Well, that isn't exactly what's happened in the six years since. It's been an interesting ride, and I suppose I've done a lot. I have a gazillion friends and acquaintances -- so many I can't even go across the country without bumping into someone I know. I feel like I've sucked the marrow out of the independence I have created for myself. Better than marrying right out of college, having babies, and suddenly realizing you don't know who you are because you never gave yourself the chance to explore it, I told myself.
But here I am, just like the frazzled wife and mother, in the reality I have created for myself. And despite always feeling older than I really was, with the barometer of "what have you accomplished by this time in your life" having nipped at my heels for years and people telling me, "For God's sake...you have plenty of time"...well, they aren't telling me that now. I am teetering at the precipice of (gasp) middle age. And I have come to realize that it doesn't matter whether you got married and had kids early on. The weight of the choices you made bear down on you like an anvil. It's not like I took advantage of my unfettered life the way the world expects of a single woman. I'm not burning up the corporate ladder or enjoying the job of my dreams that pays me so much money that I could retire tomorrow if I wanted to...if ever. I have a modest life, a modest income, virtually no relationships with my own siblings, much less my extended family, leaving me with a feeling of dwindling security.

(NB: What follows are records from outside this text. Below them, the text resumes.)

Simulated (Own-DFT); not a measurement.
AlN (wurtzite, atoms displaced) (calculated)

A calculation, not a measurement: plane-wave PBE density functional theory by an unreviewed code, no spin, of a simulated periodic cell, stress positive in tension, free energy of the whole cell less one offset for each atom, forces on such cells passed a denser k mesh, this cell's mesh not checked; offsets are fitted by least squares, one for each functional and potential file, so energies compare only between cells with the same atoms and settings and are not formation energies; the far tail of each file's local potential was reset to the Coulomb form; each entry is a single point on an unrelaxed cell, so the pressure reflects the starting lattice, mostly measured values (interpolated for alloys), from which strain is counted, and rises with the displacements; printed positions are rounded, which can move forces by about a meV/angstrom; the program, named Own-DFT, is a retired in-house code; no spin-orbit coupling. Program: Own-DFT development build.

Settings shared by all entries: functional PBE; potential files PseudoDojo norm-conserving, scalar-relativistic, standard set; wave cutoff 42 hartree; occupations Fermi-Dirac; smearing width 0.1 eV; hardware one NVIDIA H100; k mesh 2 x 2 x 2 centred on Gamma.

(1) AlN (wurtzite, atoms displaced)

Now that I find my dreams of youth fading before me, I want something to work on. Something to work toward that will have lasting value. Be it a marriage or a child or both. I don't care how hard it is. I don't care how tired it makes me. Anything's better than having nothing to work toward that's bigger than just little old me and my little existential crises.
As recently as five years ago, I had maintained the position that kids just weren't for me. I perceived them the same way my father did: they steal your youth, your energy, your dreams, and your money (which is exactly what my siblings have done). They don't ever give back what you gave them. As for marriage....well, that's different. I always wanted to be married. Always. But I was almost ashamed of it and never admitted it. I didn't have girlhood dreams of a big white dress to match the big white cake. I thought that was all stupid, and I pitied my friends whose dreams were so pedestrian.
When I was younger, I was actually excited at the prospect of being on my own for the rest of my life, because I thought I'd be the woman everyone envied. I would embody the regrets those wives and mothers my age struggle with today. I'd be the woman with the cool job everyone would go "Wow" over. The woman whose life would resemble Justine's on Lonely Planet. The woman who, while fully immersed in the joy and simplicity of doing what she likes when she likes, would stumble upon a man so captivated by her radiance, happiness, lust for life and independence that he'd want to roam with her forever.
Who knows if this will ever happen? I try to keep hope alive that it will, or that if it doesn't, I will find a true passion in my life that gives it meaning beyond the confines of my own existence. But, dang it...with every failure I survive, the hope that some lesson will arise that will help me transcend this feeling of just frittering time away sometimes seems the furthest thing from me, leaving me to feel like a mouse on a wheel. Kinda like what Pink Floyd says, "Runnin' over the same old ground, but have we found the same old fear? Wish you were here."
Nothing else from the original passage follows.